How Cyprus Is Locking In Its Security Choices
On 25 January 2026, Cyprus’s Emmanouel Theodorou, gave an interview to Philenews, outlining how Cyprus defines its role within the Eastern Mediterranean security environment. Published under the headline “Cyprus consolidates its role as a reliable partner and security factor – Cooperation with France and Israel,” the interview focused on defence modernisation, military partnerships, and the strategic logic guiding Cyprus’s security posture.
Speaking in his official capacity, Theodorou framed Cyprus as a security actor anchored in cooperation rather than operating in isolation.
“Cyprus is consolidating its role as a reliable partner and a factor of security, through systematic cooperation with countries such as France and Israel,” he said.
The interview comes at a moment of heightened regional uncertainty, marked by overlapping crises in the wider Middle East and expanding military coordination among regional and extra-regional actors. Cyprus uses this context to present itself not as a peripheral state, but as a stabilising node within a broader security structure.
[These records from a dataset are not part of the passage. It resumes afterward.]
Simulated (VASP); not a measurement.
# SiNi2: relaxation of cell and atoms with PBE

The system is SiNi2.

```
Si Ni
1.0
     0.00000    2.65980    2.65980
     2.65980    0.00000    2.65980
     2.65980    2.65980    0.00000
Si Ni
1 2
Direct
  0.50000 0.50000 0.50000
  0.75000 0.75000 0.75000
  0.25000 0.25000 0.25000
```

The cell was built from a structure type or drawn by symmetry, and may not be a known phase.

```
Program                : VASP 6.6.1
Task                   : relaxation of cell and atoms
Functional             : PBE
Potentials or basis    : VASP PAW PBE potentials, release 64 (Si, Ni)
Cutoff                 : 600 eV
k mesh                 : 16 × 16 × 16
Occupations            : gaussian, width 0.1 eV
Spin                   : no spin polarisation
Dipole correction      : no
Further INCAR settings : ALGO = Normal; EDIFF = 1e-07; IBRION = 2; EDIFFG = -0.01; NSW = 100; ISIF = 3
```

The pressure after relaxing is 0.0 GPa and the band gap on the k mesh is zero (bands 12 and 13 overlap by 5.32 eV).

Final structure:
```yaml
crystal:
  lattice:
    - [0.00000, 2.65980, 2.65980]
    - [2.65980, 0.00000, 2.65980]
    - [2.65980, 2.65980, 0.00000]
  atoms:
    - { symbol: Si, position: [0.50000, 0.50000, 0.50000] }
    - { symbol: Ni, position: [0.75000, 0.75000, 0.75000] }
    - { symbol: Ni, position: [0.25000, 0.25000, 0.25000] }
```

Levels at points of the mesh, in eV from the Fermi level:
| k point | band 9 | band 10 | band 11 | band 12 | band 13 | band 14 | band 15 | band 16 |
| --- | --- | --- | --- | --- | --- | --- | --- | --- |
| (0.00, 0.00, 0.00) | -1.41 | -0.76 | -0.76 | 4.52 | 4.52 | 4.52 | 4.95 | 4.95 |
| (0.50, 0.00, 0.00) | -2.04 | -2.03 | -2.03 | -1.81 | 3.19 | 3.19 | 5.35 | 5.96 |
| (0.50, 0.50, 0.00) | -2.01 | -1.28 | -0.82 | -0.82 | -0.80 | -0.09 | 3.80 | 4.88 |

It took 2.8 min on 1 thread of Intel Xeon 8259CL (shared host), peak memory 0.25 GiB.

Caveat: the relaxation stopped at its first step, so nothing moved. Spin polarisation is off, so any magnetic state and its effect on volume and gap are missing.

Cyprus as a Security Partner
Theodorou’s remarks place emphasis on credibility. Cyprus is not portrayed as seeking visibility or symbolic status, but as aiming to be a dependable participant in coordinated security arrangements. Partnership, in this framing, is measured by operational contribution rather than political alignment alone.
This positioning reflects a broader effort to shift Cyprus’s security profile from reactive posture to structured participation. The interview presents cooperation as a long-term choice rather than a situational response.
Modernisation as Credibility
Defence modernisation is presented as the backbone of this approach. Theodorou described the National Guard as a force adapting to evolving operational demands, where readiness matters more than size.
“The National Guard is evolving in order to respond to modern challenges, strengthening its deterrent capacity through new technologies and contemporary weapon systems,” he noted.
Modernisation is defined broadly. It includes organisational change, revised training doctrines, and technological integration. The objective is not expansion, but relevance within joint operational environments.

France and Israel as Capability Multipliers
Cooperation with France and Israel is described as central to Cyprus’s defence trajectory. These relationships are framed as sources of operational experience that a small force cannot generate independently.
Israel is cited for its high-tempo operational environment and readiness standards. France is positioned as both a European power and a Mediterranean actor, providing access to wider defence networks and institutional depth.
Theodorou stressed that such partnerships are judged by their practical impact.
“International cooperation is not a matter of public relations. It directly enhances operational readiness, training quality, and interoperability,” he said.
The U.S. and the Logic of Interoperability
The interview also highlights growing engagement with the United States. The lifting of long-standing restrictions on U.S. defence equipment is framed as a turning point, expanding access to training and exercises aligned with Western operational standards.
“The lifting of restrictions on defence equipment opens new possibilities for exercises, training, and deeper cooperation with the United States,” Theodorou said.
Here, interoperability emerges as the organising principle. Compatibility with U.S. systems and procedures is presented as essential for meaningful participation in multinational activities, even without formal alliance membership.
Türkiye and the Consolidation of a Changing Security Geometry
Taken together, the elements outlined in the interview point to a deliberate effort to embed Cyprus within a layered security structure. Modernisation, interoperability, and external partnerships function as mutually reinforcing components.
For Türkiye, the significance lies in structure rather than intent. Cyprus’s military capabilities remain limited, but its strategic relevance increases through connectivity. The challenge is not Cyprus in isolation, but the cumulative effect of coordinated cooperation among regional actors.
This environment reshapes how presence, access, and coordination operate across the Eastern Mediterranean. Strategic friction emerges less from explicit confrontation than from the consolidation of interoperable security ecosystems around Türkiye’s maritime and airspace neighbourhood.
The interview matters because it formalises this trajectory as settled policy. Cyprus is not signalling a new direction; it is confirming an alignment already in place. In a region where structure increasingly shapes outcomes, that confirmation carries weight.